The opposite of Austrian Economics is not Keynesian, its Modern Monetary Theory (MMT).
Outlined below are the key understandings of MMT and how it works.
1. Money Is Not A Commodity But Rather A Tool Of The State
The starting point of MMT as a philosophy is on the creation of money itself. Whereas the Austrian school notes that money was formed naturally through history as a lubricant for barter, MMT instead argues that money is a tax liability built on credit which is imposed by the state and spent out into the economy.
MMT builds on the idea of the State Theory Of Money and it is the only the state – not the market - that gives value to a currency. From this framework, money must first be spent into the economy by with government, then collected by state in the form of taxes.
Because money is a product of the state, and people will always use the state’s money because of their tax liability, a government is fundamentally different to a household.
Governments don’t have to worry about “living below their means” because they are the currency issuers not the currency users.
2. Government Deficit is Private Sector Surplus
“Deficits are almost always seen in a bad light, and I would like to change that” Stephanie Kelton
MMT will point out that a deficit to the government is just a surplus to the private sector. Therefore, it’s not the deficit itself that is an issue but where the money is going. Kelton will point out that tax cuts favour the wealthy whereas infrastructure projects help all. But overall, the idea is that government spending into the economy helps the private sector flourish.
Watch her Ted Talk here : https://www.youtube.com/watch?v=FATQ0Yf0Fhc&t=610s
3. Resources are finite, NOT money
Since state’s can print its own currency, the age-old question of funding projects no longer applies. The question instead becomes ‘do we have the real resources to achieve this?’
Using Victoria’s Big Build as an example, the government doesn’t have to worry about the $90 billion cost to taxpayers. Rather, the Allen government’s only concern is whether they can source enough labour and materials to build the project without stifling the private sector.

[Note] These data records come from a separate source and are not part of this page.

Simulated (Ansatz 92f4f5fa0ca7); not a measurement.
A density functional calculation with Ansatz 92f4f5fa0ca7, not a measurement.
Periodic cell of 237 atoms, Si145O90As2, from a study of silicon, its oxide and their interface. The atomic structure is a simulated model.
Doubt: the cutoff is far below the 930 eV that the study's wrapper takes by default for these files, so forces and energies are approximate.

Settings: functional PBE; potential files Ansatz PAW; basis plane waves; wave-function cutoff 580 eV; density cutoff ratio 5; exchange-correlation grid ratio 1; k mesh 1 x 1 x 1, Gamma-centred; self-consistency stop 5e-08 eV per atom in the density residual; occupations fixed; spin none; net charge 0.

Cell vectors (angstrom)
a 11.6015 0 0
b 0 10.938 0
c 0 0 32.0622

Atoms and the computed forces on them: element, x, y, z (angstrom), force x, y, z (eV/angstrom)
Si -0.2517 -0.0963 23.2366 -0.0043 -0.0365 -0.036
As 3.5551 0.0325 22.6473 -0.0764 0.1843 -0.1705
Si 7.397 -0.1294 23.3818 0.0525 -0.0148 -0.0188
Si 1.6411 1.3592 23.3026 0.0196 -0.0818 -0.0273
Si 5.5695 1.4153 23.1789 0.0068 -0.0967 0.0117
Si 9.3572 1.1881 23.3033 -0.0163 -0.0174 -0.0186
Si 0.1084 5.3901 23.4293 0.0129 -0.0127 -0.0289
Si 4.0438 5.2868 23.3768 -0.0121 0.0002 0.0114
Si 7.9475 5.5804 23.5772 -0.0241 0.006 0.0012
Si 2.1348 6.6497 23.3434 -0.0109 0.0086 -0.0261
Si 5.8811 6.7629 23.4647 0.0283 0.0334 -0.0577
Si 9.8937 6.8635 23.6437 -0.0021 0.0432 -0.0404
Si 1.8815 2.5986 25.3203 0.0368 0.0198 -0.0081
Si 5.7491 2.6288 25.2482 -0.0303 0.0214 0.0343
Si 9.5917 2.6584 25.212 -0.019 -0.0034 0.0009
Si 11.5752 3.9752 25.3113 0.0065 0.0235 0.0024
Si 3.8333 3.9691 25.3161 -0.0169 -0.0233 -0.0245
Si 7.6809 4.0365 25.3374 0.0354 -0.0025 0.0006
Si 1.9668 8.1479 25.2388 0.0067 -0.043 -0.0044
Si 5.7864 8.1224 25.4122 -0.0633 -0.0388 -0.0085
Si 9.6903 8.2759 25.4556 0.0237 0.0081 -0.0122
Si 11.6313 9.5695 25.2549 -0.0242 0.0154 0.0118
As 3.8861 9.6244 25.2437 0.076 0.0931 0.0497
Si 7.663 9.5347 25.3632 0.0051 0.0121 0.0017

Since are economy is perpetually underutilised, being unemployment and idle assets, MMT is a theory of utilising this. If the government pays too much and bids up the prices and causes inflation, they will subsequently increase taxes and take out the excess savings.
The Austrian Rebuttal
The Model Is Happily Built On Coercion
For one to have the opinion that money is built on the tax liability to the state, you must at some level be comfortable with coercion.
Those who are sympathetic MMT won’t even dispute this, but rather explain this is how societies fundamentally operate. Austrian Economics and laissez-faire capitalism on the other hand are developed through voluntary exchange and human action.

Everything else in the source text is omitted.